Vettel takes cool win as Mercedes wilts in Budapest

Sebastian Vettel has won a thrilling Hungarian Grand Prix ahead of Red Bull duo Daniil Kvyat and Daniel Ricciardo after snatching the lead from a hapless Lewis Hamilton off the line.

As was the case in Silverstone, both Hamilton and Mercedes teammate Nico Rosberg suffered underwhelming starts, surrendering the lead to the fast-starting Vettel and Kimi Räikkönen.

The race almost immediately started unravelling for Mercedes when Hamilton ran wide at turn one as he and Rosberg tussled for position, dropping the Briton to tenth.

Rosberg moved up to third, closely followed by Valtteri Bottas and Nico Hülkenberg, but the uneasiness with which he drove around the Hungaroring during practice and qualifying persisted into the race and left him unable to mount a credible challenge against the Ferraris.

Red Bull Racing’s Daniel Ricciardo, meanwhile, had fallen behind Daniil Kvyat, but damage to the Russian’s front wing sustained on lap one forced the team into ordering the Australian through, and he passed Hülkenberg for P5 on lap 10.

As the first pit stop window opened earlier than expected, Hamilton continued to charge back towards the front — reminiscent of his scything through the field from pit lane to third at this race last season — reaching a distant fifth place before the leaders made their first tyre changes.

The pit stop shake-up put Ricciardo, on the medium compound tyres, into fourth, just half a second ahead of the soft tyre-shod Hamilton.

The Red Bull driver resisted the faster car for seven laps until a brief loss of traction at the last corner opened the door for the Mercedes to steam pass at the end of the pit straight.

Hamilton then set about chasing down his teammate, also on the medium tyres, and closed the gap by almost two seconds per lap, threatening to duel Rosberg on track before the second set of stops.

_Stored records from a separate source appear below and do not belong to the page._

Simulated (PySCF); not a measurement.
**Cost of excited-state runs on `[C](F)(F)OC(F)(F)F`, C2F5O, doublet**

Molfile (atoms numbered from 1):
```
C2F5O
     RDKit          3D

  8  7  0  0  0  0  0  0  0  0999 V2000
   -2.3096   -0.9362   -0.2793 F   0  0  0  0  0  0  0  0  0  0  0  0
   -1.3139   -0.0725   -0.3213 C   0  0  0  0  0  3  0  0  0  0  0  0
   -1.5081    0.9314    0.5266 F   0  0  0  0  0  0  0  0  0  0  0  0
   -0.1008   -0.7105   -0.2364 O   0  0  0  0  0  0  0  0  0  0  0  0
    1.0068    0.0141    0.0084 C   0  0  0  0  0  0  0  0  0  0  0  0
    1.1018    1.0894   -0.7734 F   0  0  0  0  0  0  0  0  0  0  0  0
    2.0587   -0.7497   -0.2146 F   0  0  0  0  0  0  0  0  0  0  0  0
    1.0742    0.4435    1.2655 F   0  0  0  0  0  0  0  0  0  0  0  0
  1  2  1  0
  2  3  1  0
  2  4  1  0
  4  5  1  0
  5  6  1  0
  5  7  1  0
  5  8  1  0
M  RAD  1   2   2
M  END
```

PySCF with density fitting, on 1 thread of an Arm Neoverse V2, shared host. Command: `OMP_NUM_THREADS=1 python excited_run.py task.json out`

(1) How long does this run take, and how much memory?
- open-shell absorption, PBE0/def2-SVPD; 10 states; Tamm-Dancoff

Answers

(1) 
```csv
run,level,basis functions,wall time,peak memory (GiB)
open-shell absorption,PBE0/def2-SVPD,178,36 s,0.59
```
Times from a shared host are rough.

Rosberg, who had grown no more comfortable in his car 37 laps into the race, panicked that his practice troubles on the soft compound tyre wouldn’t allow him to retaliate against Hamilton in the final stint against his teammate on more durable rubber.

The German convinced the Mercedes pit wall that he should be stopped before Hamilton for another set of mediums, allowing him to hold track position and force Hamilton to make a move rather than putting the onus on himself. A battle with Ferrari was out of the question.

The championship-leading team was poised to stop for two sets of mediums when the race took — Nico Hülkenberg’s Force India, entering the braking zone on the pit straight, had a catastrophic front wing failure that had him career into the barriers.

A virtual safety car, soon evolving into a regular safety car, was deployed, bunching up the cars and eliminating the 37-second advantage Ferrari had eked from its silver rivals over the previous 43 laps.

Rosberg suddenly appeared to have missed a trick given the tyre life gained on the soft rubber behind the safety car would have given him and advantage over both Vettel and Räikkönen ahead of him and Hamilton behind him, all of whom had no choice but to switch to the mediums.

As it transpired, Daniel Ricciardo, running in fifth, had switched to softs and made himself a contender for victory — Red Bull being able to do so after saving an set of the grippier tyres during qualifying.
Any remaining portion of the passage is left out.